At the first cell I got problems, and a message was:
ImportError: No module named 'sparkdl'.
I installed the module in my cluster library. Got
ImportError: No module named 'keras'.
Installed this as well. Then the same thing with tensorflow
. At this point I got
ConnectException error: This is often caused by an OOM error that causes the connection to the Python REPL to be closed. Check your query's memory usage.
I tried different order for module installation. In particular since keras
is build on the top of tensorflow
I put the last one before first. Finally I got a list of all required modules: sparkdl
, tensorflow
, tensorflowonspark
, tensorframes
, kafka
, jieba
, keras
.
I wish somewhere would be a list with them. Still was getting an error message:
AttributeError: module 'tensorflow' has no attribute 'Session'
As far as I know `Session` method is a base `tensorflow` method. Googling did not yield a solution for PySpark.

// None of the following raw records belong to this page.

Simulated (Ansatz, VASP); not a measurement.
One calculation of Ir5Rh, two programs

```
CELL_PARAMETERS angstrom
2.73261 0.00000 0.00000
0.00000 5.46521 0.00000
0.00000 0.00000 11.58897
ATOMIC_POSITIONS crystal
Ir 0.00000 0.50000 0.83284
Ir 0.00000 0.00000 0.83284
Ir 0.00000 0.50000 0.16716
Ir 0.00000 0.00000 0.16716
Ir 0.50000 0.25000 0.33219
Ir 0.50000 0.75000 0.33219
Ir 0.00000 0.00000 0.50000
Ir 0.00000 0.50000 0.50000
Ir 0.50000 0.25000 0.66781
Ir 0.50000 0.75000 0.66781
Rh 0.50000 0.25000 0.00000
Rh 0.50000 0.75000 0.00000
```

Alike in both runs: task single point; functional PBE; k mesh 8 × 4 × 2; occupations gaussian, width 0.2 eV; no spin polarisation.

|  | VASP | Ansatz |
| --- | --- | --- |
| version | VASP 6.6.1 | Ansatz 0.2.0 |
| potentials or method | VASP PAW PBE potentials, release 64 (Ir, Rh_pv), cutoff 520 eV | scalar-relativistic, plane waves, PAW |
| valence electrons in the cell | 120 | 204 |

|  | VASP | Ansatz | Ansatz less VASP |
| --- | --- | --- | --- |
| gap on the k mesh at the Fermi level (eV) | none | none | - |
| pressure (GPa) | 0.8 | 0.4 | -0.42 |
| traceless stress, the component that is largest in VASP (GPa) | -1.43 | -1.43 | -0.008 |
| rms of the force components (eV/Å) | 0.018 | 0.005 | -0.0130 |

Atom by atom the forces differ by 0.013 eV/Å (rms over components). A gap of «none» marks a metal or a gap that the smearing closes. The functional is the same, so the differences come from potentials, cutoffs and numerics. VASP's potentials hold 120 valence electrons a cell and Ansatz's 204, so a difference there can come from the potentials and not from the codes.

I found Spark Deep Learning repository on github and read current recommendations, just in case it's here: https://github.com/databricks/spark-deep-learning/blob/master/README.md
We see the advice "To work with the latest code, Spark 2.3.0 is
required and Python 3.6 & Scala 2.11 are recommended". Thus I need
to create a cluster with these versions. But there is no such option
for me when I create a cluster, see attached picture.
I may use only Spark 2.4.* or 2.2.*
Can somebody please help me?
Best,
Mya